The Story About China and its Silenced Minority; What is Happening to Uighur Muslims?
The Uighurs in China are being forced into concentration camps, and are being subject to extreme forms of torture.

In the Xinjiang province of China exists a small Muslim minority, the Uighur Muslims; who are a Turkic speaking community with affiliations to Central and Eastern Asia. The actual size of the population remains to be a subject of dispute, yet according to figures released by Chinese Authorities place the community's population to be over 12 million within the Xinjiang region.
Since the past few months, international concern has been growing and speculation is taking place as to what China is doing to this minority group. Around a million Uighurs along with Kazakhs and other Muslims are being forced into camps and are being made to give up their identity- by brute and force.
The issues seem to focus upon aligning the mindset of the minorities in the country to match with the majority Han community and assimilate better with the communist nature of the country.
Between the year 2017 and 2018, 85 unidentified camps have been set up within Xinjiang itself and at least 1 million Uighur Muslims have been detained at these camps. Chinese authorities continue to deny the presence of such prisons and instead have termed them as “Educational Centers to cure extremist thoughts and for learning vocational skills.”

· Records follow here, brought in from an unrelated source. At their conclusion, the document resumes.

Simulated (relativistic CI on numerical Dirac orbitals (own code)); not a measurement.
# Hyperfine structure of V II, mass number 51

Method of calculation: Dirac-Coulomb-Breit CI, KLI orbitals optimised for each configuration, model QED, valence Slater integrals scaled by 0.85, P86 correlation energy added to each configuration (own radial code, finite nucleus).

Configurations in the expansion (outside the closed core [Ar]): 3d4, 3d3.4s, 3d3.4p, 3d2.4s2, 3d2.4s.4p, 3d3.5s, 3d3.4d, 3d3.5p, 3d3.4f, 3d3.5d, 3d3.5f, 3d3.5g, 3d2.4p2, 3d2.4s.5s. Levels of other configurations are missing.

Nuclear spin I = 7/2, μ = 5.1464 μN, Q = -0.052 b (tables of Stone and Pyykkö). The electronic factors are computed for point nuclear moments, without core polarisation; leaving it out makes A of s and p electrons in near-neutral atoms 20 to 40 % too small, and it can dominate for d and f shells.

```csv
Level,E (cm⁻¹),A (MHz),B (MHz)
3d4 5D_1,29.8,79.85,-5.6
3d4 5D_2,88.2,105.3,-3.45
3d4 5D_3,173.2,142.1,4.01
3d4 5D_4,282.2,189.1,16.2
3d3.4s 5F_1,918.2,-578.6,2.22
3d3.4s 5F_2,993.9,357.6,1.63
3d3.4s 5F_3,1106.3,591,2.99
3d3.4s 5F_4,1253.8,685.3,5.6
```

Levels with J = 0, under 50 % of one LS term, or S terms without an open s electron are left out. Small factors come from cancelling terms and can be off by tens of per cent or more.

The few survivors who have managed to escape the country have given out reports and accounts of extreme physical, mental and sexual torture at these camps. Further reports bring into light, how children are being separated and family members are being kept apart from each other. Other forceful practices being reported are marriages of Uighur Muslim women to men of other Chinese ethnicites, forced sterilisation, bonded labour in industries-all being funded and carried out by government authorities.
Efforts taken out by the Human Rights Council Watch to bring out the plight of the community to the mainstream media have been constantly criticized by Chinese officials. According to the foreign ministry spokesperson, Geng Shuang, the actions of the council are instigating “anti-China” activities and promoting radical violent crimes along with separatist activities.
With constant surveillance in place and the countries already existing social media restrictions, very little information is being able to come out of the region.
At a global level, in July 2020, 22 countries, primarily from the European region wrote to the U.N. Human Rights Council asking them to pay attention to the disturbing situation and the large scale detentions taking place in China. Yet, four days later 37 countries went on to praise China's “remarkable achievements” in the field of human rights. The list of signatories supporting China also included Muslim majority countries Saudi Arabia, Egypt and Qatar.
While the whole issue is an outcome of majority versus minority and political differences, this minority is suffering just because of one thing, their identity. They are suffering because they are a Muslim ethnicity and Indo-European. With very little global support and extreme restrictions on their stories being heard by the world, the Uighur Muslims continue to suffer and are being put through extreme degrees of torture, constantly being pushed into silence.